Insider trading law, however, is different. This is because insider trading liability requires the violation of a duty (supplied by either fiduciary law or an underlying contract), plus non-disclosure of that violation.27 As the Supreme Court has made clear, it is the non-disclosure, not the violation of the underlying duty, that makes the conduct fraudulent and therefore actionable under Rule 10b–5.28 But the violation of an underlying duty is nevertheless necessary, and to determine whether a violation has occurred, one must look at fiduciary duty law or the underlying contractual language, as the case may be.

When Does Insider Trading Violate Fiduciary Duties?

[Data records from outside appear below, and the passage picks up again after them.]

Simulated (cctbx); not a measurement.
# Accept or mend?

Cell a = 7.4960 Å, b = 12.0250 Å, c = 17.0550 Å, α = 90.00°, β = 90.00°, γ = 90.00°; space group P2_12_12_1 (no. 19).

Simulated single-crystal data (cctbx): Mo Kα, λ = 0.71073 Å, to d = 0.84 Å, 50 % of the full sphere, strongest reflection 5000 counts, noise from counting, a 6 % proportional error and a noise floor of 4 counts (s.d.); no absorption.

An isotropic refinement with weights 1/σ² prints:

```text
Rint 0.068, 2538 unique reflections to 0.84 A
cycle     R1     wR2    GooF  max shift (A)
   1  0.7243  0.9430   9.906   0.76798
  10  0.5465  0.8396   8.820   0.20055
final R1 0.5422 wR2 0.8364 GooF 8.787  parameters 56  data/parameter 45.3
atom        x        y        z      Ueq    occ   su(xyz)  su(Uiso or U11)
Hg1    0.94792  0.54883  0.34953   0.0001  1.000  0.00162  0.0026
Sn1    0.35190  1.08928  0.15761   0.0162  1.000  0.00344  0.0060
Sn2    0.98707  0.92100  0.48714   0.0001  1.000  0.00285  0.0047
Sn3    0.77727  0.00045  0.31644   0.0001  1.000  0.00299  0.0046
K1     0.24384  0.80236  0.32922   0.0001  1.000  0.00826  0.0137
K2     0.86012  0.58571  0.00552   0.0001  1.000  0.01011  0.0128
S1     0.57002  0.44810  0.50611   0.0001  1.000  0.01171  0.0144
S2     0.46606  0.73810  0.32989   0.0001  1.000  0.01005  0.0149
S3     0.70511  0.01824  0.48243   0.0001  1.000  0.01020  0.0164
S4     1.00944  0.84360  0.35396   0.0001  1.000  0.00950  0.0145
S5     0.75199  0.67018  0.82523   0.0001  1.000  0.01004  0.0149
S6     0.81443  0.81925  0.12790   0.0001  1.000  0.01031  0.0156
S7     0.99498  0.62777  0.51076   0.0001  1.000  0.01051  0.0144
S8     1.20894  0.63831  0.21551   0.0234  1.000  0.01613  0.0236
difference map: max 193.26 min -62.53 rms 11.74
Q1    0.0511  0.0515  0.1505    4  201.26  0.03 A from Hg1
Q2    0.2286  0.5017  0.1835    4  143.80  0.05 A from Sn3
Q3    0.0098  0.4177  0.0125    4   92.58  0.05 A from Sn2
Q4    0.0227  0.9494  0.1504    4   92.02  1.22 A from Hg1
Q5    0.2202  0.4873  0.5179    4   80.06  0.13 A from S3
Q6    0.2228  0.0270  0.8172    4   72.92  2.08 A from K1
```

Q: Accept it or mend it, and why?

In Delaware, the question of when insider trading violates fiduciary duties is a matter of settled law.29 The Delaware courts have held that insider trading violates the duty of loyalty when material non-public information provides any motivation whatsoever for a fiduciary to trade on that information.30 This means that possession of material non-public information gives rise to an inference of a violation of the duty of loyalty, but that inference can be overcome if the defendant can show it did not actually use the information in the trade.31 Thus, as far as the Delaware courts are concerned, the mixed motive issue is resolved in favor of what one might call a partial motive test.32 Satisfaction of that test means the insider trading at issue constitutes a breach of the duty of loyalty.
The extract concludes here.